This paper examines the status of Mexican labor in Los Angeles since 1970, the period of extraordinary growth. Historically, mexican workers were an integral but subordinate part of the Southwest in general (Briggs, Fogel and Schmidt 1977; Barrera 1987) and Los Angeles in particular (Romo 1983), but it is only recently that they have reemerged as a major component of the region's labor force. Approximately one in four workers in Los Angeles is now Mexican. This study analyzes both the immigrant workers, whose economic plight has been highly publicized, and the American-born Mexicans, the Chicanos, who had until recently constituted the majority of the Mexican labor force. Although the typical Mexican worker is at the bottom of the economy, the group as a whole is diverse in terms of economic status, as the data presented later in this paper will show.

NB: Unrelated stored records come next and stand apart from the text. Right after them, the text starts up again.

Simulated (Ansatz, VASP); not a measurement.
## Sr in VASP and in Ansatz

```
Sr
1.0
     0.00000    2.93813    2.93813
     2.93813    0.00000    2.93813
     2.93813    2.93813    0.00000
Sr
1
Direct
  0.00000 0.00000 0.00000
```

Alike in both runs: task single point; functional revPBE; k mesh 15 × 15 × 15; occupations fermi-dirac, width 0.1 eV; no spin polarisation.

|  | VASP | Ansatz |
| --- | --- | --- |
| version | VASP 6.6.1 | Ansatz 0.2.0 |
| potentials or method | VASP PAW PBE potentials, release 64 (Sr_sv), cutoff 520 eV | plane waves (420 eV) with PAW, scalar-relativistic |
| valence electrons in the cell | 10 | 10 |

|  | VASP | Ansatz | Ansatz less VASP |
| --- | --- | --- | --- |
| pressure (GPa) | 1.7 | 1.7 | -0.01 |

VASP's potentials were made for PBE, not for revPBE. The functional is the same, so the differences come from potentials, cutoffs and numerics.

This paper examines the issue of inequality, along with providing a general background on the Mexican labor force, and is divided into four parts. Part I examines the growth in the supply of Mexican labor. The major factor has been immigration; nonetheless, Chicano workers remain a significant proportion of the labor force. Part II examines the characteristics of Mexican labor, which on the average is younger and less educated than Anglo labor, and possess lower English language skills. Part III examines their economic position in Los Angeles' economy. On the whole, Mexicans can be characterized as low-wage workers situated in less stable parts of the economy. Part IV examines the determinants of labor market status. The low economic status of both immigrants and Chicanos is the product of inadequate education and on-the-job training, wage discrimination, and racial barriers that hinder the acquisition of human capital. For immigrants and new entrants into the economy this is further compounded by a changing structure of employment opportunities.